Wednesday, October 1, 2008

CRA May Not Have Been the Problem

From Janet Yellen's opening remarks to the 2008 National Interagency, March 31, 2008, she writes -
Before I turn to potential interventions, I want to make one final point. There has been a tendency to conflate the current problems in the subprime market with CRA-motivated lending, or with lending to low-income families in general. I believe it is very important to make a distinction between the two. Most of the loans made by depository institutions examined under the CRA have not been higher-priced loans, and studies have shown that the CRA has increased the volume of responsible lending to low- and moderate-income households. We should not view the current foreclosure trends as justification to abandon the goal of expanding access to credit among low-income households, since access to credit, and the subsequent ability to buy a home, remains one of the most important mechanisms we have to help low-income families build wealth over the long term.

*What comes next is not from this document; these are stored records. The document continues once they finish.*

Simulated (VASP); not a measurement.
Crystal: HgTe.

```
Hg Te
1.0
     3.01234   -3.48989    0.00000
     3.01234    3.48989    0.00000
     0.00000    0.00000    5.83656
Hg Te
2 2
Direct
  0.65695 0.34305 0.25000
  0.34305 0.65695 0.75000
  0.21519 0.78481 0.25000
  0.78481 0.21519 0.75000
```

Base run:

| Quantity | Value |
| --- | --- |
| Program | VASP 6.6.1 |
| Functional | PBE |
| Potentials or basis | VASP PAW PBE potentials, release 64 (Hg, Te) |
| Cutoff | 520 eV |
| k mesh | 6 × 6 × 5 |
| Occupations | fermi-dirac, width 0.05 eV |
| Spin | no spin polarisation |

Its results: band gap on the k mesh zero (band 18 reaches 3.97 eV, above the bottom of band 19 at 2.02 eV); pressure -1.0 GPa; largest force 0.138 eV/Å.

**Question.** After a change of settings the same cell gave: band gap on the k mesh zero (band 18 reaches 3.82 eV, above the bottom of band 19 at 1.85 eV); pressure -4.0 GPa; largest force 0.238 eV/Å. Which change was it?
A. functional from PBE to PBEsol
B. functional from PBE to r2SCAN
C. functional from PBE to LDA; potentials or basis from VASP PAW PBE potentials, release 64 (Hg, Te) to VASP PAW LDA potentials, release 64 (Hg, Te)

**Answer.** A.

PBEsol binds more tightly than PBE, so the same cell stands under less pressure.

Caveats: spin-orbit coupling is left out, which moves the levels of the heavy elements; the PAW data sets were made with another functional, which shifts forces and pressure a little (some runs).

In other words, most the CRA loans are not sub-prime, and most of the sub-prime loans are not CRA, which means that at worst, the racialist issues are complicating the analysis of the problems since CRA focuses our attention on Blacks and minorities and leads us to blame them for this potentially. You can see this explicitly in Steve Sailer's post, calling it a "diversity recession". I mentioned to one of my colleagues that many a dissertation began this week on CRA's role in all of this, which I think is one of the good things to have come out of it.